Photo: DANIEL ROLAND
Will a changing financial landscape take the shine off that historic safe place to invest your nest egg, bonds?
KTRH Money Man Pat Shinn says don’t be scared by nervousness in the market for bonds. “While some say the bond market is dead and no longer a good place to invest, I say it’s one of the best place to put your money as long as you know where to look.”
Earlier this month, the US treasury saw weak demand for its long term 20-year bonds and ended up offering higher interest rates for bond holders. That touched off speculation of a “collapse” in the bond market, prompted by economic uncertainty and, possibly, a long term trend of longtime baby boom investors moving their savings out of bonds.

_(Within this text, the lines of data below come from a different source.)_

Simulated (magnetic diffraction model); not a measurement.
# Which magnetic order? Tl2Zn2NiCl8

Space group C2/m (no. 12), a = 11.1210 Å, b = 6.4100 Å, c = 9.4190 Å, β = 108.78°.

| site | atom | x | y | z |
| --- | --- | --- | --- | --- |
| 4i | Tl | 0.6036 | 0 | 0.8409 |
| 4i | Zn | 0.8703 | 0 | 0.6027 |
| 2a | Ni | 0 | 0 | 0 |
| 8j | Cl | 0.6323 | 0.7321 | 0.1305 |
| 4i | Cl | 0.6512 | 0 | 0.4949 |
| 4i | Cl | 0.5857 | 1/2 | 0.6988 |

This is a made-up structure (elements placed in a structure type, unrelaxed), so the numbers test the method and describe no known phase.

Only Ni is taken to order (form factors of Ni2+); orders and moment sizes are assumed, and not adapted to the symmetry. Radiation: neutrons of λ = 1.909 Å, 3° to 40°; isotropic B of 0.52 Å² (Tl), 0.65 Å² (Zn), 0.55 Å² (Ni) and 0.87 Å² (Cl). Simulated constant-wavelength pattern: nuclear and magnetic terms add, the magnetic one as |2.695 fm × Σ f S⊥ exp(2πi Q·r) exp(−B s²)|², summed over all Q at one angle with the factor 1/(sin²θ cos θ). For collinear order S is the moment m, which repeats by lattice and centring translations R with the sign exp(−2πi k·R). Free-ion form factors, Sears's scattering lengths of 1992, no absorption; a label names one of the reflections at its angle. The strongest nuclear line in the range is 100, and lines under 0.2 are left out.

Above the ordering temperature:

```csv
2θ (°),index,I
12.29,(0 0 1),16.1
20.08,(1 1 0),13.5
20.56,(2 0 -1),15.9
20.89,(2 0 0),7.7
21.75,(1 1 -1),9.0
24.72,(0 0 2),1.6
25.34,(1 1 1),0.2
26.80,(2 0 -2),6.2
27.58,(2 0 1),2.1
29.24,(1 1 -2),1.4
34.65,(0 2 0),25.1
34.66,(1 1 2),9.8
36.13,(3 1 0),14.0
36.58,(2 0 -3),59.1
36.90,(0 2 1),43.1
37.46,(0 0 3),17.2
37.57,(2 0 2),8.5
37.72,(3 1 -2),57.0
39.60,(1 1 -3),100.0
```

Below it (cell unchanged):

Shinn says such concerns are unwarranted, although investors may want to watch for bonds likely to offer higher yields, which he says are more likely to be short term bonds.
The value of longer-term bond investments, he said, may become clear later in the year as the effects of tariffs, and potential inflation fighting moves by the Federal Reserve become more clear.
“Depending on the way tariffs shake out,” he said, “we typically want to stay away from longer term bonds and focus more on shorter term rates. That’s the sweet spot of the market.”
Some bonds, he said, offer returns that rival the gains possible from stocks, but without the risk.
“The United States is still the best credit in the world,” he declared, “and when people get scared, they only want to own United States Treasury bonds.”